[sw,test] create QEMU I2C target mode test and harness using transport

This creates a test for Opentitan's I2C target mode for QEMU, using a
test harness that utilises the I2C QEMU transport implemented in the
previous commit.

The tested device emulates a simple "memory" device on each I2C bus.

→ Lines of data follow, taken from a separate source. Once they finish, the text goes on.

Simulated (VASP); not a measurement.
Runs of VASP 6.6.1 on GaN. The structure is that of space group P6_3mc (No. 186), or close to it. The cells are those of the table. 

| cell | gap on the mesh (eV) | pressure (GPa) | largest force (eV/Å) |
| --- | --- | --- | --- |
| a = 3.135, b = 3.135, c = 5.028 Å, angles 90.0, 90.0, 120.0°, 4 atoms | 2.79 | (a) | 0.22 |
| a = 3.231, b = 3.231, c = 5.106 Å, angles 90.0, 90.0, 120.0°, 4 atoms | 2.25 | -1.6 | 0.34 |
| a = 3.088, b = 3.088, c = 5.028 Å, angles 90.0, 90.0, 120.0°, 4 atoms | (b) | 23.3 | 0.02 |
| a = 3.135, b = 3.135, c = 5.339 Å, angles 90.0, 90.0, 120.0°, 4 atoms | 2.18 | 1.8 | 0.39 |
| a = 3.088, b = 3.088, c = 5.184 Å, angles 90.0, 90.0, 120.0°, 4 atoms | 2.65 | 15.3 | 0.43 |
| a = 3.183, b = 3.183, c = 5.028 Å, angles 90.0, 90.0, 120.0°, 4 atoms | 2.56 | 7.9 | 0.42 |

The device consists of a 256-byte "memory". On a write transfer to the
device, the first byte sets the "pointer" to within the memory where
subsequent bytes are written to or read from. This value is incremented
after each written or read byte. During a read transfer, bytes from
memory to be read are buffered in the TX FIFO, which is refilled if its
fill level drops below a threshold.

The test harness uses the I2C host proxy device in QEMU to issue
transfers to write to and read from the emulated memory device.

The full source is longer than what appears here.